We rescued an early production model of the Atlas Quickchange 54 from a basement in Northeast Portland earlier this year. With a swing of 10-1/4" over bed and 36" between centers, it required complete disassembly in order to get it up the very narrow stairs.
The electric motor and the bench the lathe is mounted on are not original, but are very well constructed and integrated. Everything came apart fairly easily, and went back together without issue.
It is in surprisingly good condition considering the humidity of the Pacific Northwest. While the ways have certainly seen use over the last 70 or so years, the critical surfaces have been maintained well, and show no signs of mistreatment. The repainting it received at some point has kept surface rust to a minimum and makes it look a lot newer than it is.
The carriage, cross slide, and compund rest are all in fantastic condition. Some of the components have likely been replaced over time with OEM castings, but there is minimal slop in the ACME threads.
The pulleys and threading gears are all in great shape as well. While it's tricky to change out spindle speeds with the variable length belt, the 'Quick Change' threading feature works flawlessly, minus some noise from the straight cut gears.
We decided several upgrades were in order. First order of business was to replace the 4 jaw chuck with flat cut jaws with a newer 3 jaw chuck with bored jaws. Workholding is no longer a hassle, and keeps concentricity tolerances close enough for our purposes.
Next was the tooling problem. The original tool post was very...basic, and not rigid or modular enough for what we intended to do with this lathe. After a quick modification to the compound to accept the new quick change tool post, and some machining to fit it into the T-slot, we now have 1/2" carbide tooling instead of 1/4" HSS.
While the ACME thread on the compound is almost perfect, there is a bit of slop in the cross slide, and no graduated markings at all on the carriage wheel. We decided to mount an aftermarket digital readout onto the carriage and cross slide to make hitting our tolerances a lot easier and pain free.
We mounted the linear encoder for the carriage behind the rear way, and fabricated a bracket that would bolt to the back of the carriage which conveniently had two tapped holes in it from the manufacturer.

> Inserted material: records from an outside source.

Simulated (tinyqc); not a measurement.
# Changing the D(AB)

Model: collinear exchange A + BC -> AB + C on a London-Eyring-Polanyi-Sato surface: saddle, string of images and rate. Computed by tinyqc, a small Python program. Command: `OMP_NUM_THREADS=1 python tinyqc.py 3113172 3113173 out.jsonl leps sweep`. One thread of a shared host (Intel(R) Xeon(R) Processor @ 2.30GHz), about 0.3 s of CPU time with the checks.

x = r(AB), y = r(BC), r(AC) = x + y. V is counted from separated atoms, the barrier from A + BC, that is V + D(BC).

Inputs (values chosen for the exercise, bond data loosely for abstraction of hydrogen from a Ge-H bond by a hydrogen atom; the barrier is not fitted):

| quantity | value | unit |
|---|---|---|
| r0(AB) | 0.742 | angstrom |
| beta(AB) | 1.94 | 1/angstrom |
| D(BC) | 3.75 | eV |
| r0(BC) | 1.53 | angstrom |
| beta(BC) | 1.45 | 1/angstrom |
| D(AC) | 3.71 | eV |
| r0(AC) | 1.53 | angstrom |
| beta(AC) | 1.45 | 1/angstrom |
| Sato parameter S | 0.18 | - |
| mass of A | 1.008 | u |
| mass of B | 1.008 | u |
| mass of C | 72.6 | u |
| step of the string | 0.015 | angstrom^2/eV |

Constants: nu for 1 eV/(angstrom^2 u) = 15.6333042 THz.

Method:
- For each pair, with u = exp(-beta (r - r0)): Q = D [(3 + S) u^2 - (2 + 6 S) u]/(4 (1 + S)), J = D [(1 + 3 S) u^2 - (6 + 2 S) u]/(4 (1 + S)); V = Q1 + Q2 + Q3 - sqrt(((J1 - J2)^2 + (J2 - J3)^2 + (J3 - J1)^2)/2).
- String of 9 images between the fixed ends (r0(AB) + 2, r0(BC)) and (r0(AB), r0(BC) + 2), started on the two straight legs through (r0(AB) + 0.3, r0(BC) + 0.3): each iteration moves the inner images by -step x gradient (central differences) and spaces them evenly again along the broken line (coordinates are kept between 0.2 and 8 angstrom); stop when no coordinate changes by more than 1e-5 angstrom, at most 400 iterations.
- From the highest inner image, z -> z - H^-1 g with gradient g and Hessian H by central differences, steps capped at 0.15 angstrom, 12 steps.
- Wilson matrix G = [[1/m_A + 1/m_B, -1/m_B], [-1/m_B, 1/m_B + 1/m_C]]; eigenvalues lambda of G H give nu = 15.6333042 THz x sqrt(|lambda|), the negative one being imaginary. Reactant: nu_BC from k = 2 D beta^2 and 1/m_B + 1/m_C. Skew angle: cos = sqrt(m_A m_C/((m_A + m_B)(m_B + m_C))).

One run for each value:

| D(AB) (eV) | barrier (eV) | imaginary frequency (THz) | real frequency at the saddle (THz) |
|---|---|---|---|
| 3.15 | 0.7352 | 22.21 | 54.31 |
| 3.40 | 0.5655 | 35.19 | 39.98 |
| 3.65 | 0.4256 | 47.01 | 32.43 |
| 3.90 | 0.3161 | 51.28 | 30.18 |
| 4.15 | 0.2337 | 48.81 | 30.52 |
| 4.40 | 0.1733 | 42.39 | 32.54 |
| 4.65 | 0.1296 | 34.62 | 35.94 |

Mounting the encoder for the cross slide was much more of a challenge and required some heavy modifications to the carriage. We clamped the carriage into our CNC Mill, machined some flats, and attached a rail we designed to mount the encoder.
Tapping a few holes in the cross slide allowed us to attach another bracket, and now we have a digital display of our two main axes position! This makes everything we do on the lathe much easier; from prototyping to modifying existing product for customers to creating new parts for our various in house projects like our box folding machine!